Are We at Risk of Collapse?

This blog is not for the fainthearted, but even I found this item sobering.

Mark Thoma at Economist’s View featured an interview with Jared Diamond, author of Collapse: How Societies Choose to Fail or Succeed.

Note that one commentator at Thoma’s site disputed Diamond’s argument that the genocide in Rwanda was caused by competition for declining resources. It’s a controversial, but not unfounded view. From “Human Rights and Human Welfare,” in a review of Mahmood Mamdani, When Victims Become Killers: Colonialism, Nativism, and the Genocide in Rwanda:

Mamdani is well aware of the drastic economic decline Rwanda experienced in the late 1980s and early 1990s as well as the “massive corruption” in its government (p. 151). “By the close of the 1980s,” he writes, “the World Bank was citing Rwanda as one of the three worse performing sub- Saharan countries when it came to food production” (p. 146). He notes Rwanda’s growing population and land scarcity. However, he rejects them as causes of the genocide. “No matter how
depressing these facts may seem, we need to keep in mind that there is no necessary connection between a drastic reduction in resources and deadly human conflict” (p. 198).

From the interview of Jared Diamond:

KAI RYSSDAL: There’s a technical term for what we’re doing as we eat, shop, drive and go about our daily lives. The word is “overshoot” — when a population uses up resources faster than they can be replaced.

Today, we’re consuming about 30 percent more trees, fish and fossil fuels than the planet can regenerate. We can run a deficit like this for a little while, but there are limits to how big a hole we can dig before it gets too deep to get out of.

To help understand those limits we spoke with Jared Diamond. He’s a professor of geography at the University of California, Los Angeles. You might know him better though his books — Collapse, among others. When we talked, I asked him whether we’ve overshot our resources already:

JARED DIAMOND: Of course we are in overshoot and everybody knows that we are in overshoot — and we are overshooting the things that people talk most about. First thing we’re running out of is oil, and everybody knows it. Second thing we’re running out of is water. Something like 70 percent of the fresh water in the world is already utilized. Topsoil — we’re exploiting it and it’s running off into the ocean. We’ve already exhausted something like maybe half of the topsoil that was originally in the Great Plains. And then fish and forests…

RYSSDAL: Is the rate of use increasing? Are things getting worse more quickly than they did 20 years ago?

DIAMOND: Yes, things are getting worse more quickly, for obvious reasons — namely, the human population is increasing, and worse yet, average consumption rates are increasing. That’s to say, out of the world’s six-and-a-half-billion people, the majority are in the so-called Third World, but they are working hard to catch up.

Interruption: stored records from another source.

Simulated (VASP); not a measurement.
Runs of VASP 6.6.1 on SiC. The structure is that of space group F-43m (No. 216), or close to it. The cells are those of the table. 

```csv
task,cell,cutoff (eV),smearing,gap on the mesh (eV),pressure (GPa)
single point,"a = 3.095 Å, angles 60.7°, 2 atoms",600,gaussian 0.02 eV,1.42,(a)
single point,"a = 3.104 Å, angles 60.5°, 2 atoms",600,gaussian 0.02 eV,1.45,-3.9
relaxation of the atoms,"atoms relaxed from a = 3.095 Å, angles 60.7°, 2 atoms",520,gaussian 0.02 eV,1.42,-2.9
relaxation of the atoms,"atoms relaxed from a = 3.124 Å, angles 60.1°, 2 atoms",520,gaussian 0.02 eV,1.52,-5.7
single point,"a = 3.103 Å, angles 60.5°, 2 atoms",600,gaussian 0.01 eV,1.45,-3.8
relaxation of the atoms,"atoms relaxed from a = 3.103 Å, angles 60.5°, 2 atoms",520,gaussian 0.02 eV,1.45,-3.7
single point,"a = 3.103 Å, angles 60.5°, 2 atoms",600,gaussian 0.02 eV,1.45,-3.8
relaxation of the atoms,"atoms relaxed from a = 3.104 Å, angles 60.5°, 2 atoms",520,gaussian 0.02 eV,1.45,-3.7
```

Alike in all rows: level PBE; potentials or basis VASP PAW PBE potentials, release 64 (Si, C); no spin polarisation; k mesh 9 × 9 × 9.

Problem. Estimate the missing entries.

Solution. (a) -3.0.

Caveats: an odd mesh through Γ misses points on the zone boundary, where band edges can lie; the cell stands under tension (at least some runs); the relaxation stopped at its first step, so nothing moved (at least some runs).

RYSSDAL: The same way that I would imagine there’s no one thing you can point to where you’d say that’s the tipping point of decline, is there one thing that can be done to reverse that decline?

DIAMOND: Yes, and that is to stop looking for the one thing that we could do to reverse the decline. The reason is that there are about a dozen major problems and we got to solve them all. If we solve 11 of those problems, but we don’t solve the water problem, we’re finished. Or if we solve 11 of those problems but we don’t solve the problem of topsoil and agriculture, we’re finished. So we’ve got to solve all 12 problems and not look for that one problem that’s most important.

RYSSDAL: It seems to me what we’re missing is the “or else” part of this discussion… There’s a whole list of things we have to fix — what happens if we don’t?

DIAMOND: History is full of the “or elses.” For example, the most advanced Native American society of the New World, the Maya, had astronomy and astronomical observatories and writing and books. They chopped down their trees, they ran into water problems, and the big Maya cities that American tourists go to visit today, they go abandoned.

RYSSDAL: Are we seeing those crashes anywhere today?

DIAMOND: Absolutely. The African country of Rwanda, the most densely population country in Africa, began to get deforested, massive problems of soil erosion, too many people and not enough food… And in 1994 Rwandans transiently quote “solved” — if I can put it in quotes — their population problems in the most awful way imaginable. Namely, six million Rwandans killed, one million Rwandans in brutal ways, and drove another two million into exile. That’s an example of a country that did not master its environmental problems.

RYSSDAL: How much time to we have left?

DIAMOND: If we carried on as we are now, then I would expect that we will not have a First World lifestyle anywhere sometime between 30 and 50 years from now.

RYSSDAL: Concentrates the mind…

DIAMOND: Yes it does. To know that you could get shot tomorrow does grab your attention.

RYSSDAL: Jared Diamond teaches geology at UCLA and is the author of Collapse: How Societies Choose to Fail or Succeed.

The site also features a rebuttal by Jerry Taylor of Cato Institute. I know it is terribly narrow-minded of me, but I have such a strong antipathy towards Cato that I cannot bring myself to feature someone associated with them. But feel free to read his comments here.

Note that Thoma thinks we will somehow muddle through, but Diamond’s research apparently shows that societies that overshoot seldom pull themselves out of that destructive pattern.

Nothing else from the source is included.